Yes, i know it’s weird. When i was maybe 5 or 6 years old, i saw my first anime, Yu-Gi-Oh. There was a lot i enjoyed about the show, but the biggest thing for me was Mai Valentine, the character. Never had i seen a female character who was designed like that before. (You know, american cartoons tend to be very strict on sexual content). I had a huge crush on her as a kid, to the point i even got sad when she almost dies in the show.

But to be fair, i’ve developed crushes on fictional characters before. But never have i felt anything this strong. Most i got over after a week and have held no lasting impact , but Mai stayed with me well into teenhood. As an example, whenever i duel agaisnt Mai in a yugioh game, i’m always reluctant to actually beat her. I still can’t watch her near death episode without getting sad either. But some other crushes i’ve had, Chun Li from street fighter, i have no problem fighting her when i play. Even when i grew out of Yugioh, she stayed in my mind.

Adult hood, in my 20’s, is when it really started to grow, i got back into Yugioh and all these feelings came flooding back.

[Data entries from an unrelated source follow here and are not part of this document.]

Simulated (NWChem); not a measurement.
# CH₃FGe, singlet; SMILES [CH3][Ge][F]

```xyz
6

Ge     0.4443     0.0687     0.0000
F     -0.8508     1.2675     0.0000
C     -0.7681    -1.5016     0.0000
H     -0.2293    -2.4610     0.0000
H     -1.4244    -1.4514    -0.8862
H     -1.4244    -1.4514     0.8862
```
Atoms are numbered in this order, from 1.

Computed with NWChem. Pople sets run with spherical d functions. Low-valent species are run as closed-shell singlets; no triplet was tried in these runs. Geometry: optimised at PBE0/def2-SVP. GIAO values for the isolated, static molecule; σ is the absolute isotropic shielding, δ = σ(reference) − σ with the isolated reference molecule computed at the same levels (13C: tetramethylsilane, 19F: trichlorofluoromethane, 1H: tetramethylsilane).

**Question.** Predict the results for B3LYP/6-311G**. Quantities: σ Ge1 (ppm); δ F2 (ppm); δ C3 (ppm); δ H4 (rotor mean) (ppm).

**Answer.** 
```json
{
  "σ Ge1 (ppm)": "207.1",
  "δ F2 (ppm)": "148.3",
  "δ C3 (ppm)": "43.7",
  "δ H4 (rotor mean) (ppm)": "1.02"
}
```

I’m just gonna be honest, i love her. As an adult even, i think about her a lot. It sucks, like really, cause i can’t just call her, she isn’t real. It’s like my mind knows this, but my heart still longs for her. I even find myself getting actively jealous whhen i see her paired with somebody in fanfiction or art. I even spent a whole day trying to find hentai or doujins of her. I think about her way too often, especially at night when i’m trying to go to sleep, i’ll just lay there thinking about her and then get sad because i can’t do anything about it.

I don’t even know why, it’s just something really special about her, her design, her personality, etc., I’ll just say it, I Love Mai Valentine. I am 100% genuine with this. I’m genuinely smitten with her and have no idea what to do.